This is an archive of the discontinued LLVM Phabricator instance.

[Scheduler] Treat weak edges uniformly at entry
AcceptedPublic

Authored by Joe_Nash on Jul 16 2021, 12:17 PM.

Details

Summary

There is a bug where the assert CurCycle >= SU->getDepth() in
SchedulePostRATDList::ScheduleNodeTopDown will fire when an instruction has only
weak predecessors and would otherwise be available at the entry of a scheduling
dag. For all nodes which are not immediately available, we respect the depth
(which respects weak edges) and do not move nodes from pending to available
until the proper depth is met. This patch makes that consistent for entry
available nodes as well.

Diff Detail

Event Timeline

Joe_Nash created this revision.Jul 16 2021, 12:17 PM
Joe_Nash requested review of this revision.Jul 16 2021, 12:17 PM
Herald added a project: Restricted Project. · View Herald TranscriptJul 16 2021, 12:17 PM

I would add a test case if I could, but the case I noticed the issue with is based on weak edges added by an out-of-tree pass similar to MacroFusion.

critson accepted this revision.Jul 20 2021, 1:10 AM

LGTM

I agree manipulation of the available queue here needs to be made consistent with the scheduling loop below it.

I wonder whether we want to be selecting these instructions (leaf with remaining weak preds) to the pending queue at all?
For example, if the condition on line 536 was extended to exclude SUnits with weak predecessors as well?
That said, in the absence of other leaf nodes then we do want to break weak conditions and schedule these SUnits.
Otherwise we risk not being able to schedule anything, so this seems to be the correct solution.

I guess with this change, in the presence of a single leaf with weak preds then CurCycle will be progressively raised until the assertion in ScheduleNodeTopDown passes?
And such a case is relatively atypical?

This revision is now accepted and ready to land.Jul 20 2021, 1:10 AM
fhahn added a comment.Jul 20 2021, 2:41 AM

Is it possible to add a test case?

LGTM

I agree manipulation of the available queue here needs to be made consistent with the scheduling loop below it.

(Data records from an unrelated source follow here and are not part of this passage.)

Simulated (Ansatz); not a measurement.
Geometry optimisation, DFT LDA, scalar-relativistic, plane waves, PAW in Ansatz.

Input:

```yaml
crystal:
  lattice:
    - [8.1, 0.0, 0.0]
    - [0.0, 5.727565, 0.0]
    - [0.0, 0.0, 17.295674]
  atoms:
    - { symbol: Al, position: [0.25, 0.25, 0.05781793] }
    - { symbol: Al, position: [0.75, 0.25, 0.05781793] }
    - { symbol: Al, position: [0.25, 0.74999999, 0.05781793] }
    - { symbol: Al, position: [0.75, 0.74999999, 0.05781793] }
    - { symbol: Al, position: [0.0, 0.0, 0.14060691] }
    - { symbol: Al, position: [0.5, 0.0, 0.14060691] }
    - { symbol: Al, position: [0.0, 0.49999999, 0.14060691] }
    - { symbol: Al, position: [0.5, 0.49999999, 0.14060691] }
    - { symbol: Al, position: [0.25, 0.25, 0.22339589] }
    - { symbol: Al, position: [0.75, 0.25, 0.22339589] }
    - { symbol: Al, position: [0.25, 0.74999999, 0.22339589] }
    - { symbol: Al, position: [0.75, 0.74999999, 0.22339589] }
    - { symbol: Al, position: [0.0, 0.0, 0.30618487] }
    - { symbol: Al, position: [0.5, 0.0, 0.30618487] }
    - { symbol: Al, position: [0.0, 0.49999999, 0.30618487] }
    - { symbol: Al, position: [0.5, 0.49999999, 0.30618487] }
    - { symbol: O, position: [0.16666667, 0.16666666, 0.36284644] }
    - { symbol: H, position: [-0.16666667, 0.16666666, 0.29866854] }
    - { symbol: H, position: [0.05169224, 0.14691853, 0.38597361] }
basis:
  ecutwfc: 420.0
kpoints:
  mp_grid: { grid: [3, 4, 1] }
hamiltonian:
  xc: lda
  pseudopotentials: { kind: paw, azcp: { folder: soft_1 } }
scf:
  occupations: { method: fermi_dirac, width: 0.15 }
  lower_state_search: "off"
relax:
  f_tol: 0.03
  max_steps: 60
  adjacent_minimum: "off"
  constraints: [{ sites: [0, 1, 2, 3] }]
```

I wonder whether we want to be selecting these instructions (leaf with remaining weak preds) to the pending queue at all?
For example, if the condition on line 536 was extended to exclude SUnits with weak predecessors as well?

The only time nodes are added to pending is right at the entry here, and in ReleaseSucc, which is called when strong predecessors are scheduled. So if leaves are not put onto the pending queue here they will never be scheduled

That said, in the absence of other leaf nodes then we do want to break weak conditions and schedule these SUnits.

Unfortunately, that is not what will happen. Without this change, we would get an assertion failure. With this change, we will stall.

Otherwise we risk not being able to schedule anything, so this seems to be the correct solution.

I guess with this change, in the presence of a single leaf with weak preds then CurCycle will be progressively raised until the assertion in ScheduleNodeTopDown passes?

Yes

And such a case is relatively atypical?

I would guess the incidence is zero, since it would cause an assertion failure without this patch.

Something like this patch is necessary to create consistency and avoid breakage, but I do not think it is possible to achieve good schedule results by feeding weak edges to the ListScheduler. For instance, in X86/testb-je-fusion.ll has the same results in many cases whether or not the PostRA scheduler is enabled.
@courbet

Is it possible to add a test case?

Do you know a way to create a synthetic schedule DAG for testing? Without that, I would say no, since I don't think we want to create a new schedule mutator purely for testing purposes?

Is it possible to add a test case?

Do you know a way to create a synthetic schedule DAG for testing? Without that, I would say no, since I don't think we want to create a new schedule mutator purely for testing purposes?

It will be a little bit tedious, but you can create a new unittest under llvm/unittests/CodeGen.

One approach may be to parse some MIR (for an example see MI/LiveIntervalTest.cpp).
Then add a simple DAG mutation to a custom instance of the PostRA scheduler and apply it.